Jack Dorsey, CEO of Block, has issued a blunt warning that most companies are behind the AI curve and will soon face the same reality as his firm: that artificial intelligence is changing the very nature of work and business operations. His comments, made in the context of a major workforce overhaul, have intensified the global debate over whether AI is a significant tool for productivity or a harbinger of mass job displacement.

Block’s AI-Driven Overhaul

Block, the fintech company formerly known as Square, announced plans to cut over 4,000 jobs, nearly half its workforce, as part of a strategic shift to integrate AI into its operations. Dorsey described the move as a necessary step to adapt to the changing landscape of business, where AI tools are already enabling smaller teams to achieve more with greater efficiency.
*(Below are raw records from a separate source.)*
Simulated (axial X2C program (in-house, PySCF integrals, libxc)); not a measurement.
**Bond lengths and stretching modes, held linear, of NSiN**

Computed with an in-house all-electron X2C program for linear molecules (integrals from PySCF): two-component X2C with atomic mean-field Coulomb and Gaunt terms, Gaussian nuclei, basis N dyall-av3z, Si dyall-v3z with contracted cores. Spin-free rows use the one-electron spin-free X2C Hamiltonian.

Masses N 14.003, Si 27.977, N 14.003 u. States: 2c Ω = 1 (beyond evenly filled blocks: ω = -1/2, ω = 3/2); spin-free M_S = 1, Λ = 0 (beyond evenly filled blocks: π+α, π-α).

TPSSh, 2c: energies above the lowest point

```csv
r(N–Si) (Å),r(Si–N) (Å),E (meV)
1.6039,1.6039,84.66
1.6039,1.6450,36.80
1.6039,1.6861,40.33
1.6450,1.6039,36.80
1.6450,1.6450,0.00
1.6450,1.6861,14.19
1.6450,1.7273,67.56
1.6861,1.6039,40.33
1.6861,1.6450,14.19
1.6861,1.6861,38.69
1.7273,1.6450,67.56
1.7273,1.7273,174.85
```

“Intelligence tools have changed what it means to build and run a company. We’re already seeing it internally. A significantly smaller team using the tools can do more and do it better,” Dorsey said in a statement on Thursday. He added, “I don’t think we’re early to this realization. I think most companies are late.”

Dorsey’s comments have come as Block’s shares surged sharply on Friday, reflecting the growing market confidence in companies that treat AI not as an experiment but as a driver of structural change. Investors are increasingly rewarding firms that clearly articulate their AI strategies and their potential impact on productivity and profitability.

AI-Linked Job Cuts Accelerate

AI-linked job cuts have been rising globally since late 2023, with companies such as Amazon, Pinterest, and Australia’s Wisetech announcing over 61,000 layoffs tied to AI automation, according to a Reuters tally. Block is among the most high-profile firms to explicitly cite AI as the primary driver of its reductions, rather than a secondary efficiency gain.

Some investors argue that these cuts are partly correcting for years of overhiring in the tech sector. “AI is the new scapegoat,” said Brian Jacobsen, chief economic strategist at Annex Wealth Management. “Companies are using it as a justification for layoffs that might otherwise be unpopular.”

Still, the economic implications of AI’s rapid adoption are a growing concern, especially with an uncertain global economic backdrop. A widely circulated report by Citrini Research outlined a 2028 scenario in which unemployment could rise to 10.2%, driven by the displacement of workers in software, logistics, and delivery roles.

Corporate and Policy Responses

Businesses have been more cautious than Dorsey in discussing the impact of AI on jobs. Evidence is emerging, however, that firms are beginning to see returns on their AI investments. Morgan Stanley analysts reported a steady rise in the number of companies reporting quantifiable benefits from AI adoption, based on an analysis of over 10,000 earnings calls and fourth-quarter conference transcripts.

Some 21% of S&P 500 companies mentioned at least one measurable benefit from AI, up from 15% in the third quarter and 10% in the final quarter of 2024. The analysts estimate that greater AI use will boost companies’ profit margins by 40 basis points this year.

Despite these gains, executives and policymakers have been more guarded in their statements. ECB President Christine Lagarde told a committee of the European Parliament on Thursday that while productivity is increasing, there are no clear consequences in terms of labor market disruptions or waves of redundancies yet. “We will be extremely attentive going forward,” she said.

At the World Economic Forum last month, JPMorgan Chase CEO Jamie Dimon acknowledged that some jobs would disappear but argued that new ones would emerge. Bank of America global economists Claudio Irigoyen and Antonio Gabriel warned that AI could ultimately affect a quarter of all jobs, creating both challenges and opportunities for businesses and workers alike.

Michael Ashley Schulman, partner and CIO at Running Point Capital Advisors, raised concerns about the long-term implications of drastic workforce reductions like those at Block. “Dorsey’s strategy suggests that less is more and that human capital has lost its competitive edge,” he said. “The question is whether the company is resetting to its smaller, nimbler startup days or whether it might lose the creativity and human intuition that built its most iconic products in the first place.”

As the debate over AI’s role in the workforce continues to evolve, the coming months will be critical for both businesses and policymakers. The global economic impact of AI-driven automation is still unfolding, and the balance between productivity gains and job displacement will likely shape corporate strategies and regulatory frameworks in the years to come.